Besides believing that Communism is the wave of the future, the new isolationists evidently believe that Communist regimes are on the whole better for the people who live under them than the “corrupt” and “repressive” governments they replace. On this point, politicians are unable to speak with the same degree of candor as a columnist like Anthony Lewis or an organization like the American Friends Service Committee. Where El Salvador is concerned, although Lewis is under “no illusion that the guerrilla forces and their leaders are all noble democrats, believers in government under law,” he nevertheless tells us that what they are fighting against is “brutality and exploitation.” Now, only yesterday Lewis was railing against the brutality and exploitation of the Thieu regime in South Vietnam only to discover (if indeed he yet has) that it was a paradise compared with what the “powerfully motivated” Vietnamese Communists had in store for the people of South Vietnam. But this time he is sure it will be different. Though the Sandinistas “do indeed have human-rights violations on their record,” Lewis says, “what has happened in Nicaragua in the last few years is pretty tame stuff compared to what has happened—and is still happening—in El Salvador.” After all, only a hundred civilians have been killed in Nicaragua during the past few years as compared with more than 30,000 in El Salvador.

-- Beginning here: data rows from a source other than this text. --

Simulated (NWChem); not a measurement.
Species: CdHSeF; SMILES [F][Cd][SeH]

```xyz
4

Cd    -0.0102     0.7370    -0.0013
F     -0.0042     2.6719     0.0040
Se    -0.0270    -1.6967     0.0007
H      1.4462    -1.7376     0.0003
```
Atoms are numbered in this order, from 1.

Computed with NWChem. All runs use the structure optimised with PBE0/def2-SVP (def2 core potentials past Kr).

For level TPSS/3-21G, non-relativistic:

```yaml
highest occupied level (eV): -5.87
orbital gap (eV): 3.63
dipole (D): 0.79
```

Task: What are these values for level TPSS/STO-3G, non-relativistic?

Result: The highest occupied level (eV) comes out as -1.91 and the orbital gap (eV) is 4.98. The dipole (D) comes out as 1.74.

The Anthony Lewis who throws these figures around is the same Anthony Lewis who in writing first about the Christmas 1972 bombing of Hanoi and then about the Israeli invasion of Lebanon uncritically accepted false casualty statistics to discredit the United States in the former case and Israel in the latter. Here, at it once again, he fails to consider that the guerrillas must have been responsible for at least some portion of the 30,000 civilians killed in El Salvador. Nor does he notice that during the period in question the war in El Salvador was still raging while one phase of the war in Nicaragua was over and the next not yet really begun. Nor does it occur to him that the Sandinistas are now in the process of consolidating their power and extending their control with the ultimate objective of turning the country into a totalitarian society on the model of Cuba. Nor does he recognize that Castroism, like every other example of Communist rule the world has ever known, has brought nothing but political repression, economic misery, and cultural starvation. Nor does he take into account the fact that the young men of Cuba have been turned into the cannon fodder of Soviet imperialism in Africa. None of these things disturbs Lewis’s belief that Nicaragua will be different.
Indeed, he and many others already detect signs that it is. Conditions, Lewis assures us, are better there than in El Salvador, and according to the national coordinator of the Human Rights Program of the American Friends Service Committee: “In many aspects of Nicaraguan life—nutrition, education, health care, and land reform—there have been tremendous improvements.” Having sung this old familiar song whose strains have echoed in countless reports from Stalin’s Russia, Mao’s China, Ho’s North Vietnam, and Castro’s Cuba, this Quaker guardian of human rights acknowledges that there have been a few violations in Nicaragua. For these, however, he mainly blames not the government but “attempts to destabilize the government.” Needless to say, he offers no such apology for the human-rights violations in El Salvador. There, he no doubt feels, the people will go on suffering until the inevitable arrival of the same blessings that the Sandinistas are now bringing to the people of Nicaragua and which would be more abundant still if not for “attempts to destabilize the government.”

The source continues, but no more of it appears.